Abstracts for presentations can be submitted until September 30. The call reads:

The Valence Asymmetries ERC team is happy to announce that it will be organizing the first VALENCE ASYMMETRIES conference on March 19th–20th 2026 at the Pompeu Fabra University in Barcelona, Spain. The event is funded by Isidora Stojanovic’s ERC Advanced Grant “Valence Asymmetries: the positive, the negative, the good and the bad in language, mind and morality” (GA n° 101142133).

This interdisciplinary event will discuss themes which are central to the Valence Asymmetries project, including the role of valence asymmetries in perception, emotion, morality, language, and communication. Discussion will draw upon insights from philosophy, psychology, and linguistics.

There will be invited talks by Hans Alves, Frederique de Vignemont, Saif Mohammad, and Pascale Willemsen. There is also room for 4–6 additional talks, to be selected from open submissions. Each selected talk will be assigned a 50 min slot, including discussion.

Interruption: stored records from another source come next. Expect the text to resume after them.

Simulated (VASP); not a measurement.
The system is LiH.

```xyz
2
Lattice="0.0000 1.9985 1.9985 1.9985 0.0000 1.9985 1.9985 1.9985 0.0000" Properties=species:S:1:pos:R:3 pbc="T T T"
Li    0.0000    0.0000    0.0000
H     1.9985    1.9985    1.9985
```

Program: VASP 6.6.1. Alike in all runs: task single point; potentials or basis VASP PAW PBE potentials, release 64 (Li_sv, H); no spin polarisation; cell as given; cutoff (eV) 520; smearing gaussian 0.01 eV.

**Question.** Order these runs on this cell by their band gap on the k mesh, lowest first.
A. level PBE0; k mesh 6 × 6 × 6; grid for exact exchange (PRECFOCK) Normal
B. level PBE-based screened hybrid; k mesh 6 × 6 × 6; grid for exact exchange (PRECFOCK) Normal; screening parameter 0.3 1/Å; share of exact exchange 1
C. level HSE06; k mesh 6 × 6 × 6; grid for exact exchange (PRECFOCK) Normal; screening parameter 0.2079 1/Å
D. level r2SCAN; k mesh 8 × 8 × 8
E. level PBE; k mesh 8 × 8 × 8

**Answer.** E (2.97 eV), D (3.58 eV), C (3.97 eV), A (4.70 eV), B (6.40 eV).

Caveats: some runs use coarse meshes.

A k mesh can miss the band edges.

We especially encourage submissions on the relation between value, valence, and polarity; theoretical and empirical accounts of valence asymmetries in language, including in negative strengthening, scalar inferences, and irony; the asymmetry between virtue and vice, and between praise and blame, in normative and applied ethics; as well as other discussions of valence asymmetries in linguistics, cognitive science, moral psychology, and cognate areas.

If you are interested in presenting your work at this venue, please submit a 2-page abstract to valence.asymmetries@upf.edu by Sep 30th, with the subject line “valence asymmetries submission.”

Second-Order Desires Are Not What Matters

Posted on December 19, 2024December 28, 2024 by Joshua Knobe

Here’s a classic philosophical thought experiment: Sandra is struggling with an addiction to heroin. She desperately wants another hit, but she wishes she didn’t. She wishes that she could stop craving heroin and that she could start living a very different life. Faced with this thought experiment, many people have the intuition that Sandra’s desire to do heroin is not part of her true self – that Sandra’s true self is entirely on the other side of this inner conflict.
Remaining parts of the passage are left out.